TD Economics: Cloudy, With a Chance of Fireballs

Staff Report

Friday, December 16th, 2016

The American economy is back on track, but, with new leadership in Washington, the band of uncertainty around the forecasts has widened, according to a new report by TD Economics, an affiliate of TD Bank, America's Most Convenient Bank.

"A lot has changed over the past three months, even as the economy has advanced in line with our expectations," says TD Bank's Chief Economist, Beata Caranci. "We have refrained from adjusting our forecasts and jumping on the optimism bandwagon that equity markets have displayed since the election. We need to see more meat on the bones of government policy initiatives in order to assess the economic and monetary impacts," says Caranci.

TD Economics projects real GDP growth of 1.6 percent in 2016, 2.2 percent in 2017 and 2.0 percent in 2018, with the unemployment rate falling from its current level of 4.6%, to 4.4% by the end of 2018.
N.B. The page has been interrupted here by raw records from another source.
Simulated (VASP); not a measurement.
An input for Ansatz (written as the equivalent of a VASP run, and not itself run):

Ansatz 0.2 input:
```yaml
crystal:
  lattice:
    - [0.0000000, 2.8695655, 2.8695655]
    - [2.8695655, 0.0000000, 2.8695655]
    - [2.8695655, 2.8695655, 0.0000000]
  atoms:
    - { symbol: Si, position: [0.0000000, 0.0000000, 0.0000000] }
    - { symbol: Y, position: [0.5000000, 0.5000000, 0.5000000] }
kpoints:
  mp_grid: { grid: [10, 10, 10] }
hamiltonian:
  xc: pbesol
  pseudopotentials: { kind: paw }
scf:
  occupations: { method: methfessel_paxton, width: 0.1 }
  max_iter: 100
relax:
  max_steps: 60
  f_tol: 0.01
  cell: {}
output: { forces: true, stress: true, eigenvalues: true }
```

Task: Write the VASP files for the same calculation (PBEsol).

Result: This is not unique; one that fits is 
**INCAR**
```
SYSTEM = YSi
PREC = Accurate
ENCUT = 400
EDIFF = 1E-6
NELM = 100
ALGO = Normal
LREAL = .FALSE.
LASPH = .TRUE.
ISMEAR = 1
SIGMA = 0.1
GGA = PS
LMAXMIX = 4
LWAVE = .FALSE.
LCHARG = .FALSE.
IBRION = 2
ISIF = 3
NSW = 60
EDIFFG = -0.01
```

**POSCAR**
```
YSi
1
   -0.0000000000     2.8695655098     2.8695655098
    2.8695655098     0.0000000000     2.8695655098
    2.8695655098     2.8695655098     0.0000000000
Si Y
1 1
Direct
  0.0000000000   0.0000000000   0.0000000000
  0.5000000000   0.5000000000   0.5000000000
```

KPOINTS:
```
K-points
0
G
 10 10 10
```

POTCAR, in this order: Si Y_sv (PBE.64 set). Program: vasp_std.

President-elect inherits a healthy economy

Consumer resiliency has been a long-standing story for the economic outlook and nothing is expected to change on this front.

"At just 4.6%, the unemployment rate is at its lowest level in nearly a decade," says Caranci. "Even without a tax cut, income growth is accelerating on the back of a tighter labor market. This is a firm foundation for spending growth over the next year and has always been the key pillar to our forecast."

With a healthy demand outlook and upward pressure on labor costs, businesses should be incented to increase investment. This has been a weak spot for the economy over the past year, in large part due to declines in the energy sector. There is already evidence that the stabilization in oil prices is turning the tide, which should extend into 2017.

Upside and downside risks from fiscal policy

The risks to the outlook come mainly from the "unknown factor" related to the potential for significant fiscal policy shifts that might evoke market volatility and impact the economic forecast.

"Financial markets reacted sharply and swiftly to the election news. There is now a high bar for this new administration to meet in providing growth-enhancing fiscal measures.  In addition, bond markets will cast a wary eye at deficit-financed fiscal stimulus that elevate future deficits and spur higher inflation," says Caranci.

TD Economics outlines how a large package of tax cuts and infrastructure spending that was promised on the campaign trail could provide an economic boost. But, it would likely be 2018 before more material impacts are felt in the economy. (For more details on the potential impacts of fiscal stimulus please see TD Chief Economist Perspective)

Changes in Washington also clouds the outlook for the Federal Reserve

Even without new fiscal policy initiatives, the path for interest rates will continue to be upward. "The Fed recognized that the U.S. economy no longer requires emergency-level interest rates when it raised its policy rate for the second time at its December meeting." says Caranci. "However, hiking by a quarter-point twelve months after an equivalent move doesn't exactly smell of desperation. This cautious glide path will likely continue going forward."

"Until estimations of fiscal policy impacts can be done with a 360 degree view on both sides of the balance sheet, we anticipate just one hike in 2017 and one more in 2018, bringing the Fed funds target to just 1.25% by the end of that year," says Caranci,. "However, we can definitely say that the risks are skewed to more, rather than fewer rate hikes."